Populus Pre-Budget poll
There was a Populus poll for the BBC on last night's Westminster Hour asking some questions looking forward to the budget.
On balance respondents said they would prefer spending cuts to tax increases in the budget. 21% of people wanted the emphasis to be more (or entirely) upon tax increases, 36% wanted the emphasis to be more (or entirely) upon spending cuts. 37% preferred a roughly even split.
Populus then asked which areas people would like to see protected from cuts, and which areas they think should be cut. Notably these were both unprompted questions - people weren't asked to pick from a list, but answered in their own words, which were then coded up by Populus. Questions like this are costly and time-consuming, but the answers aren't influenced by the options the pollster choses to offer.
Of the 73% of people who said they thought some areas should be protected from spending cuts, the most popular areas identified were by some distance, the NHS (50%) and education (35%). 17% thought the police should be protected from cuts, 11% thought transport should - nothing else was mentioned by more than 5% of respondents.

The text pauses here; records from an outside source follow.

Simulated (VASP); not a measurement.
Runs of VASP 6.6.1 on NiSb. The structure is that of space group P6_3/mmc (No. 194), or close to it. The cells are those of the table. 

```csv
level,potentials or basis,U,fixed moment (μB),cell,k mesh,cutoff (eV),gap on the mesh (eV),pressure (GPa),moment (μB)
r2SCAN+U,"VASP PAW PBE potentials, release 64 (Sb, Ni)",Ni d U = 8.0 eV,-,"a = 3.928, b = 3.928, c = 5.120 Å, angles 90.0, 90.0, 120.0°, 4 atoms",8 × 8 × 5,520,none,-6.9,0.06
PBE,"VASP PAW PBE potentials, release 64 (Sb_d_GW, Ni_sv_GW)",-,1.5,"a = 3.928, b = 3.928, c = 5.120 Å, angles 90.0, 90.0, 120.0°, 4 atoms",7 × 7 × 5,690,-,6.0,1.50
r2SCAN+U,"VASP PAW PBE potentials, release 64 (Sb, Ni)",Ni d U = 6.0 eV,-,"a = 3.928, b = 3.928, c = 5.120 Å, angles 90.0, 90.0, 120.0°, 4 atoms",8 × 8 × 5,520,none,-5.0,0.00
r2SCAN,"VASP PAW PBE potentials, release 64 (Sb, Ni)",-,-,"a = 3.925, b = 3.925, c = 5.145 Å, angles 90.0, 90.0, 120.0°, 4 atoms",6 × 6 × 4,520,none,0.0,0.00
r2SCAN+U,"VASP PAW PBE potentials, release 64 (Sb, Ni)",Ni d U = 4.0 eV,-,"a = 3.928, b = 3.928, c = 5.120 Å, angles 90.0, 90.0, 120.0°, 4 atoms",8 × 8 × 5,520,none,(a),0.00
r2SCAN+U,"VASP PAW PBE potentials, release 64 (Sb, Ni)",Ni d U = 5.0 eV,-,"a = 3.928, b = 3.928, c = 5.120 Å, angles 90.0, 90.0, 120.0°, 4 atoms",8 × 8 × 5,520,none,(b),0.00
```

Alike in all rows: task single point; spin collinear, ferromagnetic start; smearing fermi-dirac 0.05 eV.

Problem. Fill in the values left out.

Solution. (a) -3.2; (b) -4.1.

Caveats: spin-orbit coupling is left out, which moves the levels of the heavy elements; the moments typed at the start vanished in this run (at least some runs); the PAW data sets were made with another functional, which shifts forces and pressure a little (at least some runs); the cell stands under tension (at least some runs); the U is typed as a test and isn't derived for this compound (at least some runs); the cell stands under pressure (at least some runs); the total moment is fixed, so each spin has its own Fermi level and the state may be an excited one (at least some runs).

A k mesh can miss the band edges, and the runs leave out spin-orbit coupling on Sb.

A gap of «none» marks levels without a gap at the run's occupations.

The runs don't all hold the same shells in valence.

Of areas that people thought should be particular targets for cuts, 46% of people said don't know. The most popular thing mentioned was MPs pay and perks, which given the comparatively miniscule cost of MPs expenses when put aside public spending as a whole, could only ever make a symbolic contribution. After this was local authorities (9%) and defence (7%). Nothing else was above 5%. The public seem to back cuts in public spending in theory, but are rather more reluctant when it comes to specific cuts.
Since it was a BBC commissioned poll there were, as usual, no voting intention questions. The tables, incidentally, include cross-breaks by party which imply voting intention was actually asked, but reverse engineering that into voting intentions is unlikely to be possible unless Populus also asked likelihood to vote.